The OPT program allows international students who graduate from American universities to remain stateside and receive work experience training for up to 12 months. However, graduates from designated STEM programs also qualify for an additional 17 month OPT STEM extension.
The DHS website states that these reforms reflect the Obama administration’s commitment to embracing talented students from foreign countries.
NAFSA: Association of International Educators welcomed the expansion action having long advocated an increase in the list of STEM degree programs. NAFSA Executive Director and CEO Marlene Johnson is hopeful that the STEM designated initiative can soon be scrapped in favor of a fully inclusive OPT extension for foreign students.
From a 2008 letter from Johnson to the DHS:
“It would be optimal to make OPT extension available to all international students; we are hopeful that the successful implementation of [the rule adding 17 months of OPT for certain STEM degree graduates] will lead to the expansion of OPT extension to all fields in short order.” Meanwhile, Johnson wrote, a revision of the DHS list of eligible STEM degree programs was needed.
Earlier this year the DHS announced measures to streamline the process for immigrant entrepreneurs wishing to enter the US and create businesses. The DHS website stating that President Obama was committed to adapting the immigration system to meet modern security and economic needs.

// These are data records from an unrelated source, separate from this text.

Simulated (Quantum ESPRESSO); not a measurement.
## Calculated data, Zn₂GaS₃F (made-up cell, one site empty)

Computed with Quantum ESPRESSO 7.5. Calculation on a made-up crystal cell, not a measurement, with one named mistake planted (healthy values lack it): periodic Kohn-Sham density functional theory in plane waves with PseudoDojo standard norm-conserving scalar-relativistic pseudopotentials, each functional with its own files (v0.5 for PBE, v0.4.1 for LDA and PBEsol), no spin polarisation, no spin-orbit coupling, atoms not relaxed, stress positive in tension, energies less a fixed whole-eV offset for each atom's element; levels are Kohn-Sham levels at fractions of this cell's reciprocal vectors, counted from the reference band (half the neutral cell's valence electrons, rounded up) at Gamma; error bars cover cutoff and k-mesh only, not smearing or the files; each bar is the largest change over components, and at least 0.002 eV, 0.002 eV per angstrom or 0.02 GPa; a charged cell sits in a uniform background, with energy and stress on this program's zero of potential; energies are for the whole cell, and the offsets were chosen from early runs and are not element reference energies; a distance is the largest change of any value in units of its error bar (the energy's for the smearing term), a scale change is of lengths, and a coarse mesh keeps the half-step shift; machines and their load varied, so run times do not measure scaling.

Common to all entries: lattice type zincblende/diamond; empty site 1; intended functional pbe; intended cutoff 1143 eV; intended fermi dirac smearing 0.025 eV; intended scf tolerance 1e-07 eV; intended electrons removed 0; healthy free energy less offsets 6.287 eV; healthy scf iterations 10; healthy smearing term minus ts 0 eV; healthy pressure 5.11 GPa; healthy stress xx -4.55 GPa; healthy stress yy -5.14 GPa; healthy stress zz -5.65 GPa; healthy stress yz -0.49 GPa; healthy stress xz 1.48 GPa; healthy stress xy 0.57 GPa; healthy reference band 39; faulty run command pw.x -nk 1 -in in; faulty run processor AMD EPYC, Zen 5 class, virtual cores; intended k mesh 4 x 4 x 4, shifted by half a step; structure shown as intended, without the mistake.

The President supports legislative measures that would attract and retain immigrants who create jobs and boost competitiveness here in the U.S., including creating a “Startup Visa,” strengthening the H-1B program, and “stapling” green cards to the diplomas of certain foreign-born graduates in science, technology, engineering, and math (STEM) fields.
The DHS plans to continue to monitor and review emerging fields for possible inclusion in the STEM designated degree program.